But it is. In a true capitalist, free-market economy it is the consumption of these services and goods by John Q. Public that solely drives it. There are hundreds of examples of this. Take aviation. Up until the Deregulation Act in the late 70s which removed direct federal oversight, mainline aviation was very closed, somewhat profitable, and only available to those with means. The rest of the public could only afford trains and buses. After Dereg aviation took off. It became safer and more widespread where even those John Publics at the lower economy levels could afford a plane ticket now.
How did deregulation make air travel safer? Correlation, not causation.
Deregulation didn't do anything to make air travel safer. Around the time of deregulation, the two things that were causing trouble with airliners were hijackings and wind shear. Deregulation did nothing for those - We beefed up security and we eventually learned what microbursts were and what caused them and how to avoid them, and we haven't had nearly as many crashes since. But that had nothing to do with deregulation.
But don't confuse regulation with risk-management/mitigation either. Regulations provide only minimum standards. The rest of how an industry operates is managed by them and at a profit.

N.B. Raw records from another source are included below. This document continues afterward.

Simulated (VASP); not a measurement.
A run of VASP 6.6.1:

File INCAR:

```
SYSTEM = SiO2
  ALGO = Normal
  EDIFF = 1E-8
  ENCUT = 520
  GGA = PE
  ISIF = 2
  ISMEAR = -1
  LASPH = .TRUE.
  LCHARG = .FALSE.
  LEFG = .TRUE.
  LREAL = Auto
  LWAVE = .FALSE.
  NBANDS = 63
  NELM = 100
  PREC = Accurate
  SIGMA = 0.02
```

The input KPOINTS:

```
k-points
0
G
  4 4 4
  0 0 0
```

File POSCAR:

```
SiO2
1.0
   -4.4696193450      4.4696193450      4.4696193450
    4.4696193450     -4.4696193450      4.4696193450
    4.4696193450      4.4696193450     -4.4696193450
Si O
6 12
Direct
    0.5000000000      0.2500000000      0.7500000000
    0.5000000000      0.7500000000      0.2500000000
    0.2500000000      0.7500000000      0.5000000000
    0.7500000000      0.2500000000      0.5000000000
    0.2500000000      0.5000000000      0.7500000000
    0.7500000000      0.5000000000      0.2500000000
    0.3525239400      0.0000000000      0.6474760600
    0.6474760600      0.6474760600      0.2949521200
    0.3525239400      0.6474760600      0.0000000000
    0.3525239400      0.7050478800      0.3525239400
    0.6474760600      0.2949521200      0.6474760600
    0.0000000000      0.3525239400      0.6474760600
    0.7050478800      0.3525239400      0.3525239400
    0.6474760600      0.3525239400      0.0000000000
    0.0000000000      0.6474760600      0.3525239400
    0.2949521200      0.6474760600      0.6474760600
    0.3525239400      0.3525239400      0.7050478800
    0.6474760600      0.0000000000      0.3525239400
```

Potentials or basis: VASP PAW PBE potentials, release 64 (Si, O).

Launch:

Right... Regulations provide minimum standards. So should we get rid of them, and have no standards, and go purely free-market?
I believe if we did that, it would bring down the entire industry eventually. Corporations' sole reason for existing is to make money, and they will do anything that they think will cut costs or increase revenue. I know, my job for nearly the past decade has been finding those things and shining a light on them.
Profits will never increase safety. You may think that people would be more likely to buy tickets from a "safer" airline... But let's say there were no regulatory bodies involved in aviation. Boeing does their thing, and Lion and Ethiopian crashes still happen. Everyone will hear about the accidents, nobody will hear about the fix, and nobody will fly on a 737. Southwest is forced to pickle their entire fleet and buy A320s in an attempt to remain in business, but the massive capital cost means they're unable to remain competitive - They have to cut wages to their employees, their legendary service begins to crumble, and a million press releases and ads don't reach the number of people that bad news does. Within two years, they're out of business, along with any other airlines that used 737s exclusively.
The biggest airlines absorb the hit initially, but eventually another crash happens in another type, and all of air travel begins to be seen as unsafe. Ticket sales tank. Airlines cancel routes. Only a few of the largest cities have enough people left who are willing to fly, and it either becomes only "available to those with means" or it goes away entirely in favor of bullet trains, hyperloops, or just today's technology and a resignation to travel being slow like it used to be.
"Minimum standards" are enough, if the standard is set in the right place and adhered to. Instead of the doom from above, what's likely to actually happen is that Boeing will develop a fix, the FAA will bless it, the airplanes will be brought up to "minimum standards", people will accept that they are now safe because the government is now doing its job, and life will go on with very little change except the Max will be safer.
However, if you think more regulation will "solve" this problem you are mistaken in a free-market economy.
I don't think anyone is asking for more regulation. They want existing regulations to actually be enforced.
Just look what happened after the Deepwater Horizon where the oversight regulatory burden of the offshore industry increased 10-fold and decimated it as it was no longer profitable--which in turn decimated the support service companies to include the 3 major offshore helicopter companies to go Ch 11. So now 1 million people globally are without work or working in very distressed surroundings. Maybe ask them if they think more regulation made them safer?
Well, we could instead have a pure "free market economy" where the Deepwater Horizon folks would have just said "Oops!" and moved the rig and drilled another hole. Meanwhile, oil would continue to leak and coat all the beaches in the Gulf, decimating the tourism industry and leaving a lot more than a million people out of work.
Minimum standards matter.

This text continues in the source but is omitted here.